If you’ve been following the antics of the SparkFun team for any amount of time, you’ll know that we’re a slightly sadistic bunch. We love each other, but we also love to be a little mean to each other sometimes. Classic office shenanigans like electro-Jenga, the horn box and Tim’s finicky monitor have brought a great deal of joy to our surroundings, and in the spirit of these past glories I present to you “The Hot Seat.”
The Hot Seat uses our new conductive adhesive copper tape and a hacked electronic fly swatter to deliver a shock to the back of the player’s legs when they fail to maintain a steady hand on the wire maze attached to the chair arm. That, of course, makes them worse at the game … and so on.
The shock is on the order of hundreds of volts; the longer your failure is (i.e., the longer the wand touches the course), the worse the shock. The position of the electrodes makes it unlikely that anything fragile will be affected; the current path is short and through skin only.
If you’re interested in how this thing works, read on. Otherwise, just watch the video, again and again, and remember that, since every person in it is a volunteer, you can take as much pleasure in our discomfort as you like.
Now, on to the gritty details. I’m fascinated by things like this fly swatter. Built and shipped from China to be sold for $4 … it’s amazing! I had a fair idea of what would be going on inside, but let’s take a look.
As you can see, the board is really simple. Single-sided unmasked unsilkscreened, with only a handful of components. Here’s the schematic as I’ve reverse-documented it.
You can see that the board is basically just a BJT switch that allows a large dump of current through the low-voltage windings of the transformer. On the high-voltage side, we expect a proportionally smaller current to flow (the “turns” labeled on the schematic are, in fact, the ratio of resistance of one set of windings to the other; I’m making the assumption that the wire gauges are the same) but to see a proportionally higher voltage develop across the capacitor. There’s a blocking diode to prevent C1 from discharging back across the coil when a steady state is reached on the LV side.

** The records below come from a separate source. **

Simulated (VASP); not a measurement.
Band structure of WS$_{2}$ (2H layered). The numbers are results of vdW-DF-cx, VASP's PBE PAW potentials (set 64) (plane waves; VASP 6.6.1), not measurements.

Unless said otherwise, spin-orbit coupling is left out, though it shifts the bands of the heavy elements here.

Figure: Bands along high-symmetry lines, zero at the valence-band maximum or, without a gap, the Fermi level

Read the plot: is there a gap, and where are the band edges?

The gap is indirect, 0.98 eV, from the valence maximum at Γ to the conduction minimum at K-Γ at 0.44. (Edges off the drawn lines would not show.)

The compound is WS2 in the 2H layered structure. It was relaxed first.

The circuit is really simple, which I’d expect for a $4 item. It’s kind of cheesy (the transistor gets pretty hot if you hold down the button too long), and the construction is shoddy, but it works.
I’ve played around with this a bit; replacing the button (or rather, paralleling the button) with any other break/make circuit works fine for triggering the device. I’ve used an NMOSFET as a switch for a microcontroller-based device with this, to great effect.
We had a lot of fun making the video, and the project; I hope you enjoyed watching!